The “Fougasse”
From South of France to South of Tennessee.
In the heart of summer, we all crave sun, cicadas and Mediterranean flavours. It’s the perfect moment to tuck into a beautiful fougasse, the star of Provençale tables and an essential holiday pleasure – in Provence or elsewhere!
There’s a wide variety of fougasses, or related recipes, all around the Mediterranean, but the best recipe of all comes to us from Provence: a simple dough, enriched with good olive oil. You can add any number of different ingredients, such as olives of course, but also different cheeses, dried tomatoes, Provençal herbs, little bacon lardons…
They can be incorporated into the olive oil dough, or simply scattered over the bread just before cooking. Each fougasse has its secret, waiting for you to discover. What makes this little bread as good as it is beautiful is that it is also charmingly carved, with a few simple strokes of a dough cutter, to make a leaf, a tree, an ear of wheat or a little ladder (depending on the tradition of the town, or your interpretation of the day!)..
ALBI, South of France
Be Fougasse can be eaten at any time of the day - well, almost! We share it as an aperitif of course , on its own or accompanied by a tapenade, for example. We enjoy it for afternoon tea, on returning from the beach. It is very much at home on the dinner table with cold meats or cheese (a delicious combination of olive fougasse and goat cheese perhaps)… And why not vary the pleasure of a simple boiled egg by cutting pretty bread “soldiers” from a bacon fougasse?

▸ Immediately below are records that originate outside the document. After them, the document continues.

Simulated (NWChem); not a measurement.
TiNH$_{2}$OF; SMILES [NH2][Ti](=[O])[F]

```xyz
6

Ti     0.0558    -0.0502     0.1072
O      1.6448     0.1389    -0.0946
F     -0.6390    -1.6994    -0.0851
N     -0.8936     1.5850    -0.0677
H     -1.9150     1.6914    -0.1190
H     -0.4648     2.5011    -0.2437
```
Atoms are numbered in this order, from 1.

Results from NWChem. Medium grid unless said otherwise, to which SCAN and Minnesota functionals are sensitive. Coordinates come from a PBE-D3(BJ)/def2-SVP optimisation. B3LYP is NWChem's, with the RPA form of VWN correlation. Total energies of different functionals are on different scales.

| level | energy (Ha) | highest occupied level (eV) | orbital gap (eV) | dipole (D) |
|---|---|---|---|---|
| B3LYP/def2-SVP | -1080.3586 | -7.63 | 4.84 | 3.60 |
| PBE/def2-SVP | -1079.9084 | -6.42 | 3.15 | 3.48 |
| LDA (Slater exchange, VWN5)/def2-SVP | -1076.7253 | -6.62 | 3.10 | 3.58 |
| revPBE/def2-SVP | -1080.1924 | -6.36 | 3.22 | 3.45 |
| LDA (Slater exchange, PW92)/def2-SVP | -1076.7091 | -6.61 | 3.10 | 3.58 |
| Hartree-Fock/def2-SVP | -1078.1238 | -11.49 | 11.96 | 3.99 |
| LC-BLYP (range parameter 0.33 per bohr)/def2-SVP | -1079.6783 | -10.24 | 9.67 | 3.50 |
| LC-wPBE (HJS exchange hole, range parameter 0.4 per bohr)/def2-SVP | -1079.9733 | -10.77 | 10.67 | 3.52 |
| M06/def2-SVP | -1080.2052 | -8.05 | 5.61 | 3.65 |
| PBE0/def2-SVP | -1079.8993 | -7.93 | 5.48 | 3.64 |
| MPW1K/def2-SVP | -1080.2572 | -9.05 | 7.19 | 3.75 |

For those who want to impress their friends over an apéritif (or improve themselves whilst sunbathing), the word ‘fougasse’ comes from the Latin ‘panis focacius’ (‘focus’ being the hearth and ‘focacium’ the bread cooked in the ashes of the fire) which became ‘fogatza’ in Occitan, as well as giving its name to Italy’s famous focaccia! It is said that, originally, bakers cooked fougasses to test the temperature of their oven, and then ate them as a morning snack. Film lovers won’t have forgotten the lunar policeman Lucien Fougasse played by Jean Lefevre in the series ‘The Gendarmes of Saint Tropez’.
Chattanooga,Tennessee
But with a fougasse, perhaps it’s better to remain silent and just let the cicadas sing!.